How are hybrid apps different from native apps?
Before starting to talk about the nitty gritty of native and hybrid apps, an important factor that needs to be considered is the level of dependence modern users have on their smartphones. It is constantly with the user and needs to be responsive, so if the app is not responsive the first time the user interacts with it, he’s not going to use that app again. There are no second chances.
It is no secret that Hybrid apps do not perform as good as native apps, and while there are many advantages of hybrid apps, customer experience cannot not be sidelined.
It is difficult to imagine a world without mobile phones and its companion applications. Every function imaginable is available for download on app stores, doing business through a smartphone has made the market even more agile and responsive.
For any business, before deciding to develop an app it is important to decide whether it wants a native application that can be integrated with the android or IOS platform? Or are they interested in taking the route of the ‘minimum viable product’ approach by developing a hybrid application. Though the latter is easy and convenient to build, it will not be able to deliver an ideal experience to the user.
By looking at the key differences between the two developing frameworks, it entirely depends on the company to choose what they want.

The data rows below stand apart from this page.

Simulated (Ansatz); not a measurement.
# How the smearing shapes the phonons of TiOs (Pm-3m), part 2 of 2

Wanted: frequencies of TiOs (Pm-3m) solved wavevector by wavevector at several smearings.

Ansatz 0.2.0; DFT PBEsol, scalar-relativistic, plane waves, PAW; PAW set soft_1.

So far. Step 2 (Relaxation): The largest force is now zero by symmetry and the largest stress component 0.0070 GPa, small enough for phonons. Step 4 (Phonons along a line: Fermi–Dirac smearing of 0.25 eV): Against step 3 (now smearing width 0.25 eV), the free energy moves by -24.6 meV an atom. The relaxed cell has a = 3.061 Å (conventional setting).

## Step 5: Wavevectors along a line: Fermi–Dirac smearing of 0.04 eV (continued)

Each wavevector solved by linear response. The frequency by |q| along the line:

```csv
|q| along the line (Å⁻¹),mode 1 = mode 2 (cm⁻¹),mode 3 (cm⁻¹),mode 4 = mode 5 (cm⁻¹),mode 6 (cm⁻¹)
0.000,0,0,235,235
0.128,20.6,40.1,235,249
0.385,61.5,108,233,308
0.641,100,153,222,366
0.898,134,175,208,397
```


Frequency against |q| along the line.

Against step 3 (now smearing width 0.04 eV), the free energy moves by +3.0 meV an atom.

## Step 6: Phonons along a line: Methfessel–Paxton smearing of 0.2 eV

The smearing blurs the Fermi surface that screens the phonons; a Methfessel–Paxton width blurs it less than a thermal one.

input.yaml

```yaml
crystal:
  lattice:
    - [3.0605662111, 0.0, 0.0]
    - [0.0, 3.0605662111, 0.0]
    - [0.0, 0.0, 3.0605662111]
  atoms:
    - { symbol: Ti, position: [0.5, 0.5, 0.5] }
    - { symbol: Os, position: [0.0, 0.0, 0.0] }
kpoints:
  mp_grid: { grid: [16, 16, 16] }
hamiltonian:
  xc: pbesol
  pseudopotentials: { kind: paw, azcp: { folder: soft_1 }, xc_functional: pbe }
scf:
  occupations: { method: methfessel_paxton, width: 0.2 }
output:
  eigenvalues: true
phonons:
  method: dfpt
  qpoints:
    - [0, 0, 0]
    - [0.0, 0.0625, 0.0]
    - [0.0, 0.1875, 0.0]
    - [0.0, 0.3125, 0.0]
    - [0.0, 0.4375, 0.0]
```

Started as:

A native application for the IOS framework is typically written in Objective C or Swift, while Android Apps are written in Java. These languages offer features which speak directly with the APIs exposed by the operating system of the mobile devices. There are many hardware related controls and gestures offered by these APIs which work well with the native features only. They cannot be harnessed well with hybrid apps (even though they speak with the same APIs). The rendering between the native languages and hybrids seem compromised.
There are gestures like swipes, which need to offer better feel for smooth user experience. Features like gyroscope, hardware sensors, blinkers, camera etc which are hardware intensive. do not work very well through indirect APIs, rather they work fine with direct interactions only. Such kind of applications can be harnessed well through native apps only.
A hybrid app is typically like a web site running inside the mobile phone. The entire web page might be inside the mobile – not necessarily on the web server. Whenever the user makes a request on the phone, the app will load the entire HTML page along with the data to display. Though it sounds interesting, and reusing the code between the web application and the mobile application for a common look and feel experience – it compromises largely on user experience. When the entire page loads, it gives a shaky or jittery appearance. This rendering from HTML to the internal browser of the app, and then the user interface causes an unwanted shiver in the user’s experience.
A hybrid app has the advantages of getting early to the market, thus most likely to be favoured in showing an MVP. While when it comes to using core features or crisp user experience however, the native languages should be preferred.